[Analytics Reasoning] Impact of Malicious Accounts on Meta
Company: Meta
Role: Data Scientist
Category: Analytics & Experimentation
Difficulty: medium
Interview Round: Onsite
Context & Assumptions
On a large social network (similar to Facebook), only 1% of accounts are malicious or "bad"
Bad accounts send friend requests at a rate ten times higher than good accounts
You have developed a classification model that achieves a 95% true positive rate (TPR) and a 95% true negative rate (TNR)
Questions
1. Single Friend Request Probability
Estimate the probability that a received friend request comes from a bad account.

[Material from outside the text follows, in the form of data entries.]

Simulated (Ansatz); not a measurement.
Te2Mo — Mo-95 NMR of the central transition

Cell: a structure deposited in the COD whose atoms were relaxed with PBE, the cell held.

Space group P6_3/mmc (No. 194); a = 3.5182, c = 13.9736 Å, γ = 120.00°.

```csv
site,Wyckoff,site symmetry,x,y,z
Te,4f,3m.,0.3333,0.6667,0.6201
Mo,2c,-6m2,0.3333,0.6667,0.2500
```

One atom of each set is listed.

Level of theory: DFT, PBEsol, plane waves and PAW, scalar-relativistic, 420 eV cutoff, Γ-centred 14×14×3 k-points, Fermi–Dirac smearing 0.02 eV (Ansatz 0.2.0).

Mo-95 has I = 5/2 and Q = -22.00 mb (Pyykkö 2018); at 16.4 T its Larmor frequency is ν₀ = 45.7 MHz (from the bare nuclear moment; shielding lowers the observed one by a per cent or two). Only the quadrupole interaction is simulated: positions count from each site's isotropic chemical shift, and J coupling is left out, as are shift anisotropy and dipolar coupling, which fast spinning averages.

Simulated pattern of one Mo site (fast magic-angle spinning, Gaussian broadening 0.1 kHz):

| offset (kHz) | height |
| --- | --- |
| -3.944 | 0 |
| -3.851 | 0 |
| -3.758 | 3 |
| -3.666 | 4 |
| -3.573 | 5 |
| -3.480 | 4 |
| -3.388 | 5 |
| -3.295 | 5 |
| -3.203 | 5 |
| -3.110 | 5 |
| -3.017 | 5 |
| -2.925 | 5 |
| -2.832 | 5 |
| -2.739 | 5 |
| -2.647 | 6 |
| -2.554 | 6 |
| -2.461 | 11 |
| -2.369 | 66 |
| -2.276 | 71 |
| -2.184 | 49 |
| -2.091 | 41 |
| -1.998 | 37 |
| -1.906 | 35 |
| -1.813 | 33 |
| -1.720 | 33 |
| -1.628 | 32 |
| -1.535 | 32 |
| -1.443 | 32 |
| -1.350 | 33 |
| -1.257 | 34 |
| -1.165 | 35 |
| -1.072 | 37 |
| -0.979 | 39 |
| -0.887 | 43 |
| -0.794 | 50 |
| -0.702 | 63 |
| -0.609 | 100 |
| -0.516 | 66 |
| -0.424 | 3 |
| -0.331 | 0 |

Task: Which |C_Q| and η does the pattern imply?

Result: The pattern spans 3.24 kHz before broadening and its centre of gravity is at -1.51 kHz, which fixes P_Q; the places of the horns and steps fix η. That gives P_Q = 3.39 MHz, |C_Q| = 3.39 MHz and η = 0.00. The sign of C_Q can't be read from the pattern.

2. Multiple Friend Requests
Determine the likelihood that, out of five friend requests, at least one originates from a bad account.
3. Model Reliability
If the model flags an account as bad, how likely is it to be truly malicious, given the stated TPR and TNR?
4. Data & Features
Identify which types of data (e.g., behavior logs, friend-request patterns, reported incidents) would be most relevant to classify accounts accurately.
5. Assessing "Bad Account" Prevalence
Propose methods (such as stratified or random sampling) to determine whether the bad-account issue is substantial enough to warrant further intervention.
6. Defining a "Bad User"
Outline what characteristics or behaviors would qualify an account as "bad" (e.g., spammer, scammer, bot).
7. Platform Impact
Discuss how the presence of malicious users could affect the platform's trust, user experience, and reputation.
8. Friend Request Implications
Examine how frequent friend requests from bad accounts might impact legitimate users and overall community health.
Follow-Up Considerations
Threshold Tuning
Discuss how adjusting the classification threshold could alter false positives and false negatives.
Cost-Benefit Analysis
Evaluate the resource investment needed for automated detection vs. manual review.
Long-Term Effects of False Positives
Consider how incorrect labeling of legitimate users might erode trust.
Advanced Feature Engineering
Suggest additional signals (e.g., content quality, login behavior) that could enhance detection accuracy.
Scaling & Fairness
Explain how to maintain model performance and fairness across billions of accounts, ensuring no disproportionate impact on certain demographics.
Quick Answer: This question evaluates a data scientist's competency in probabilistic reasoning, classifier performance interpretation (sensitivity and specificity), sampling and experiment design, feature engineering for fraud detection, and assessment of user-impact from malicious accounts on a social network.